Don’t use “Out of Order” when you mean something else

03Sep07

While visiting San Francisco recently, I planned to ride their excellent BART train from the airport to downtown. When I got ready to buy a ticket, I saw that all of the turnstiles were open and marked “free”. Some nearby signage explained the reason: it was a “Spare the Air” day, in which many forms of mass transit are free until 1 pm to encourage more ridership, thus reducing air pollution. Fine by me, I thought.

Then I tried to buy a ticket for my return trip, which was scheduled for after 1 pm. As I went from one ticketing kiosk to the next, every screen was covered with a hand-written “out of order” sign. I asked a station attendant if there were other working ones somewhere, and her answer surprised me. Instead of changing the screens to say something like “You can buy tickets here, but you don’t need them if you’re riding before 1 pm today”, the kiosks simply don’t work during these free ride periods. They are “out of order” on purpose.

Perhaps BART doesn’t have a centralized way of making the machines show different messages on these dates, so they just turn off the ticket sales system at the main office. Or maybe the main office doesn’t consider the lack of notice to be an issue. Instead, the staff at each station are left to come up with a solution. So to prevent customers from buying tickets when the rides are free (and thus asking the staff for a refund), they just say the machines are “out of order”. But this is a dangerous practice: seeing an “out of order” sign regularly will train customers to expect the machines to be broken, and eventually reduce usage of the systems — thus negating the cost savings associated with self-service ticketing.

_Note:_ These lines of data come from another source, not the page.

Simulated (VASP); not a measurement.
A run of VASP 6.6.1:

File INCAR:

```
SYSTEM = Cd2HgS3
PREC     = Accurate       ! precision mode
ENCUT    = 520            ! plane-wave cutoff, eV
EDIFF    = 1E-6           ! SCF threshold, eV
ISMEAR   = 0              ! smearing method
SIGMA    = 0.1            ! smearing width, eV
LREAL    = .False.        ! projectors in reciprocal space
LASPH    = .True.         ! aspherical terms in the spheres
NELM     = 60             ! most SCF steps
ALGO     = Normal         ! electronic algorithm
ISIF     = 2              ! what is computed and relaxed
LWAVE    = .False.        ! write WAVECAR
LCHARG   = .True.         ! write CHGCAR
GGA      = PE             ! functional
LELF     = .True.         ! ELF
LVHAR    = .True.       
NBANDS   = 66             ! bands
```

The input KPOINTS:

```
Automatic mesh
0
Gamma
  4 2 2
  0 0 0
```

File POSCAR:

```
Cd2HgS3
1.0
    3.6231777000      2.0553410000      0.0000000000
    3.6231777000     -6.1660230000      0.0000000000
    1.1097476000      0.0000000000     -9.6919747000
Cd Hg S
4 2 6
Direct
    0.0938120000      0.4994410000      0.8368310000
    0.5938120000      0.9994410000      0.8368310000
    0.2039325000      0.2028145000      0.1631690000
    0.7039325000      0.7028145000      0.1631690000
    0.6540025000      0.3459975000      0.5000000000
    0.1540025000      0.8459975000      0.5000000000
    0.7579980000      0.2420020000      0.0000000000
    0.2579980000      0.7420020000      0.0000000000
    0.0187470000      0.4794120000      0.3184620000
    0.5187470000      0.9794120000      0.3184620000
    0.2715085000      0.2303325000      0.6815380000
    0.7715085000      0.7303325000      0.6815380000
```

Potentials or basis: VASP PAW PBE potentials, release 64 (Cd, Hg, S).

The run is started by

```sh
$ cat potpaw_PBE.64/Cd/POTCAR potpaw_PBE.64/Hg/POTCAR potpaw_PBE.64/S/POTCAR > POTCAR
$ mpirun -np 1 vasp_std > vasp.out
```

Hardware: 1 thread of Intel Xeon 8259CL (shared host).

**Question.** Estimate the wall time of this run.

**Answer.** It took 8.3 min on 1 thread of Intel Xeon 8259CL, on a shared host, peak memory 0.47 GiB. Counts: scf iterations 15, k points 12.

I think one simple change would make this scenario a lot better: BART’s main office could print up signs to tape onto the ticket machines on Spare the Air days. These signs would tell customers that tickets aren’t needed for any rides before 1 pm on that day, but they can still use the machines normally. Aside from better serving those customers who want to buy tickets for later use, this would also increase people’s confidence in the ticketing kiosks — since they wouldn’t be “out of order” so frequently.